When you’ve blown a Rule 90 Request for Admissions and want to get out of what you’ve been deemed to admit, you’ve got to clear two (count ’em, two) bars.
Judge Elizabeth A. (“Tex”) Copeland will show you how, as she lets Cindat Manhattan Hotel Portfolio LLC, Docket No. 12905-20-, filed 3/20/24, out of at least some of theirs. Cindat missed three (count ’em, three) Requests, but woke up a couple weeks (hi, Judge Holmes) after the last was deemed, and wanted out. Cindat claimed “additional facts and items of proposed evidence have come about, and therefore Petitioner should not be subject to deemed admitted Admissions that are inconsistent with the evidence.” Order, at p. 1.
Looks like Cindat either changed counsel or retained counsel; good move.

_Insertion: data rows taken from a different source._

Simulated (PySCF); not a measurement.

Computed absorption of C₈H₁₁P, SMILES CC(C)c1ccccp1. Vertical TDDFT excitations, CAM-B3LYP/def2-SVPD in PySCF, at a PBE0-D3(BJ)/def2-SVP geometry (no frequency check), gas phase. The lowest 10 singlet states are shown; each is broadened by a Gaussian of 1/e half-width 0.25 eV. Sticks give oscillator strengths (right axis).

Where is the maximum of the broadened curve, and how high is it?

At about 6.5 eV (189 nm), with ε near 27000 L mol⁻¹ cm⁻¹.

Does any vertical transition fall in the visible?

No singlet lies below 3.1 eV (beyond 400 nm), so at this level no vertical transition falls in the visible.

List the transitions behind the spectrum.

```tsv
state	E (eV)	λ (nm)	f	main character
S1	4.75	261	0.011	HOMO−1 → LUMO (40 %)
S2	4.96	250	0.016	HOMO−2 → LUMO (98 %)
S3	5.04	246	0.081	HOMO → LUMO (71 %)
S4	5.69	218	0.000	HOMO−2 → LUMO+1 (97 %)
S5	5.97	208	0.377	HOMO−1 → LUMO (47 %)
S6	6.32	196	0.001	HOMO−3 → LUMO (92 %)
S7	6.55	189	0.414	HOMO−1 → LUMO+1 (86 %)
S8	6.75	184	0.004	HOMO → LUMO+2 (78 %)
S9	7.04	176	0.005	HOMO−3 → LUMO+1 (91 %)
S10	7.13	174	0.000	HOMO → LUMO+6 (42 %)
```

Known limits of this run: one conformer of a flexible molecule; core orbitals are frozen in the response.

First bar. Show facts that refute the deemed admissions. Merely claiming IRS can’t prove what you are deemed to have admitted isn’t enough. Show what you will prove (and can prove) on the trial. And DKI (deny knowledge or information sufficient to form a belief as to the truth of the deemed) is also a nonstarter. “We may deny a taxpayer’s motion to withdraw deemed admissions when it claims it has insufficient information to admit or deny facts of which it has personal knowledge.” Order, at p. 2. (Citation omitted). In short, you have enough to go to trial.
Second bar. Prejudice to IRS. “We should not lightly weigh the burdens of establishing admissions for a party who properly uses Rule 90 to advance litigation initiated by the opposing party. But neither should we find prejudice merely because the party who obtained the admissions would need to pursue its case on the merits.” Order, at p. 2. (Citations omitted). For example, a witness formerly available is now unavailable, documents formerly existing destroyed (e-mails purged), or last-minute attempts to disrupt trial strategy (ambush). In short, unfair surprise.
Cindat finds fault with IRS’ requests; claims they’re ambiguous. Judge Tex Copeland agrees, and lets Cindat clear up the ambiguities on the trial. Of course, any lawyer who can’t find an ambiguity should find another way to make a living. And IRS knew these objections to admissions were on the table, because Cindat had earlier moved to withdraw the admissions (denied without prejudice).
Admissions calling for legal conclusions going to the matters at the heart of the controversy are of course subject to withdrawal.
But the Request for Admissions remains a useful tool for pinning down an adversary. Draft carefully.